ASCIIfying

I’ve been adding more automation to my static blog publishing workflow.1 The scripts themselves are of no use to anyone else, but some bits and pieces may be of wider interest. For example, this morning I wrote a script using a library that converts Unicode strings to their nearest ASCII equivalent.

The script, written to be used as a Text Filter in BBEdit, automates the generation of header lines in the Markdown source code of a post. The header of this post, for example, looks like this:

Title: ASCIIfying
Keywords: python, programming
Date: 2014-10-19 22:10:00
Slug: asciifying
Link: http://www.leancrew.com/all-this/2014/10/asciifying/

I write the Title and Keyword lines as I start the post, using a simple BBEdit Clipping. But before I publish, I need the other lines. The Date is easy to generate using the datetime library. That’s also the library I use to generate the year and month portions of the Link URL. The tricky thing is automating the creation of the Slug, which also shows up in the Link.

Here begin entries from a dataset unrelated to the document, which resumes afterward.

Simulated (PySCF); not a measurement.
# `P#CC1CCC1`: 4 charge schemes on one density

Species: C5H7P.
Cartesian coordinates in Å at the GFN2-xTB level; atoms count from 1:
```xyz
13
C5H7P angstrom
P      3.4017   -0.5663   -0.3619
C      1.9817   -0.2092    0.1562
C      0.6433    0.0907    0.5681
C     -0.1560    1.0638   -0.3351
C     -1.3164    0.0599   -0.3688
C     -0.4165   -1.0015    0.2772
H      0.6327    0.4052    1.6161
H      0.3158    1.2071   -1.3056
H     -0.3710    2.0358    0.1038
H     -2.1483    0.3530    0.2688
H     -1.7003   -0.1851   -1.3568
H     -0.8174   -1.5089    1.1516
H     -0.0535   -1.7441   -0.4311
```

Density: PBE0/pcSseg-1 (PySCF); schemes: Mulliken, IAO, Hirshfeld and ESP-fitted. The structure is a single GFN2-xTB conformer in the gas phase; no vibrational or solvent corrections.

Oh, it’s very easy to make a slug when the title is as simple as this one, but suppose we started with this:

Title: Çingleton/Montréal isn't done
Keywords: test

Non-ASCII characters are allowed in URLs, but they can be troublesome, and I prefer to avoid them. Also, we can’t have the slash in there, and the apostrophe ought to go, too. Finally, I don’t want any spaces, because they cause nothing but trouble in the file system, and I hate seeing %20 in a URL.

The function I settled on is this:

python:
1:  def slugify(u):
2:    "Convert Unicode string into blog slug."
3:    u = re.sub(u'[–—/:;,.]', '-', u)  # replace separating punctuation
4:    a = unidecode(u).lower()          # best ASCII substitutions, lowercased
5:    a = re.sub(r'[^a-z0-9 -]', '', a) # delete any other characters
6:    a = a.replace(' ', '-')           # spaces to hyphens
7:    a = re.sub(r'-+', '-', a)         # condense repeated hyphens
8:    return a

All of the lines are straightforward and obvious except the unidecode call in Line 4. That is the one function exported by the unidecode library, and it does the substitutions that make slugify generate strings that are much more useful than anything I could write with the standard encode and decode methods. My script turns that two-line header above into

Title: Çingleton/Montréal isn't done
Keywords: test
Date: 2014-10-19 21:31:22
Slug: cingleton-montreal-isnt-done
Link: http://www.leancrew.com/all-this/2014/10/cingleton-montreal-isnt-done/

which has a perfectly readable URL that includes nothing but lowercase ASCII characters, numerals, and hyphens.

The unidecode library is a Python port of a Perl module, and its documentation is sparse. If you want to know what it does and why it does it, go to Sean Burke’s writeup of his original Perl module, Text::Unidecode. It lays out his goals for the module, explains its limitations, and includes little gems like this:

I discourage you from being yet another German who emails me, trying to impel me to consider a typographical nicety of German to be more important than all other languages.

If you ever need to ASCIIfy some text, Text::Unidecode or one of its ports (here’s one for Ruby) will come in handy.


  1. “Static blog publishing workflow” may be the most jargon-filled four-word phrase I’ve ever written.